Saturday, January 16, 2010

1015 : Saying the obvious

A week ago was with my sister and a few others. Quite unexpectedly, I was tasked with going down and getting some munchies. I decided to walk instead of take the car.

She jumped in, offering to walk along with me. Am assuming it was her 15 minutes of trying to connect with me (a sweet gesture, that one), shorn away from the urban noise that constantly surrounds us.

We both dote on each other, and yet we don’t meet often. The little instances when we do meet, she makes me invariably feel special and completely cared for, almost as if, I was the best human being around – almost as if, if my nephew grew into someone like me – she would be delighted and happy, and that I must admit, is a rare and precious feeling, at least, for me.

The walk actually stretched through 30-40 minutes and we spoke through this. Two adults holding hands and walking past shops, and talking gingerly about “our lives and times”.

She never avers telling me how I make her the best breakfast experience. Somehow this crept into our conversation on that evening, and…..(conversation sort of recreated)
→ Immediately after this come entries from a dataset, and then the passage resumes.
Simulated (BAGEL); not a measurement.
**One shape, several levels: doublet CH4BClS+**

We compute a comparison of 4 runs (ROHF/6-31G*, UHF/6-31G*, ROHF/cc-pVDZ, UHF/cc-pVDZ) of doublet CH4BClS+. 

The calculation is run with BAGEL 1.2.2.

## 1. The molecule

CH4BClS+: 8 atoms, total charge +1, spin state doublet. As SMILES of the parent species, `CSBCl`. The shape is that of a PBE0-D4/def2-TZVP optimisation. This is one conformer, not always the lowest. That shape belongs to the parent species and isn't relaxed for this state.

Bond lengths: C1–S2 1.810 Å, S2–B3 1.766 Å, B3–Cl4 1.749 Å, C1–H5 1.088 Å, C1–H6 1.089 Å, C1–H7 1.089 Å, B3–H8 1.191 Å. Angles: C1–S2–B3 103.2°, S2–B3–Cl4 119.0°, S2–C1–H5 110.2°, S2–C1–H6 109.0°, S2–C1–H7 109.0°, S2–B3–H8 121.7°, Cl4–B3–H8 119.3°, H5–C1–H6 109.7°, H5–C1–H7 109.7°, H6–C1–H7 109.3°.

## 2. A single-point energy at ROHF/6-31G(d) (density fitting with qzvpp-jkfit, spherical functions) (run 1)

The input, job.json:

Sis : I really miss your goody breakfast, come home this weekend and make it.
Me : I will try, (feeling modest and shrugging), but I use the same eggs and bread as you, how different can my cooking can be.
Sis : It is really the best.
(some more conversation on that topic, before we get into senti and emotional territory….)
Me : You know, culturally we don’t hug each other often, we don’t tell each other how much we value each other, we don’t tell others what we love about them, like you just told me about the breakfast. Its a simple thing, nothing deep, but it makes me feel good to know that “my cooking” means so much to you.
Sis : You do that a lot yourself don’t you, I noticed you hugging Ma and telling her how she makes the best coffee in the world, after each of the 3 cups you had today (laughing).
Me : (sheepishly laughing) I seriously think she makes the best coffee in the whole world.
Sis : I know you mean it, but you also say it – you make it explicit.
Me : Yes, I always believe that if I don’t tell her today what that cup means today, tomorrow might be too late, and I really believe that, life can go kapoosh in an instant…..No matter what happens tomorrow, I want her to know today, how much that cup means to my personal happiness – and that she is singularly responsible for that “moment of joy.”
Sis : Not many of us do that.
Me : Yes, and we are culturally not encouraged to do that. We don’t praise our little ones when they do good things, neither do we thank our “big” ones when they do something for us. Its culturally okay for us to assume “business as usual” and assume things for granted.
Sis : I agree completely….
Me : ….and for me, a thanks, is not a “box ticking thanks”, its actually a silent assimilation of this moment of joy, which you or someone created for me. Its a genuine little prayer to the larger universe - “I like this moment, it makes my life worth living.”
Me : ….you don’t have to “say a thanks”, a tap on the shoulder can mean the same, a peck can mean the same, a clasp of the palm can say it….whatever works.
Sis : ….we don’t often tell others how good everyday things are. If there is one mistake in the food, like salt is missing, we shall all highlight it, but we shall never praise “business as usual” and say, that today’s dal-rice tastes great, just like everyday.
Me : Precisely my point….and yet, making that single cup of coffee, requires the same amount of love and effort as the 2000 other ones amma has already pushed into my blood. And to me, it is also just as invaluable as the 2000 previous ones.
(and the conversation meandered around….)

Get the drift?

I believe with all my heart (and head), that life is very short, and terribly fickle. If we don’t tell people “things”(which could initially appear very obvious or plain jane to us) like signing off an email to your sis with “luv” – of course, I care and love her, but writing it down, and saying it with real feeling at that “moment” is necessary, because remember – that might be the last time I ever get to do it.

I peck my spousey’s hair and head probably 20 times a day. Everytime I do that, I tell Uncle Universe – “I love this moment”.

(and all along, you rowdy fuckers thought – I did not have any EQ at all :-) guffaw))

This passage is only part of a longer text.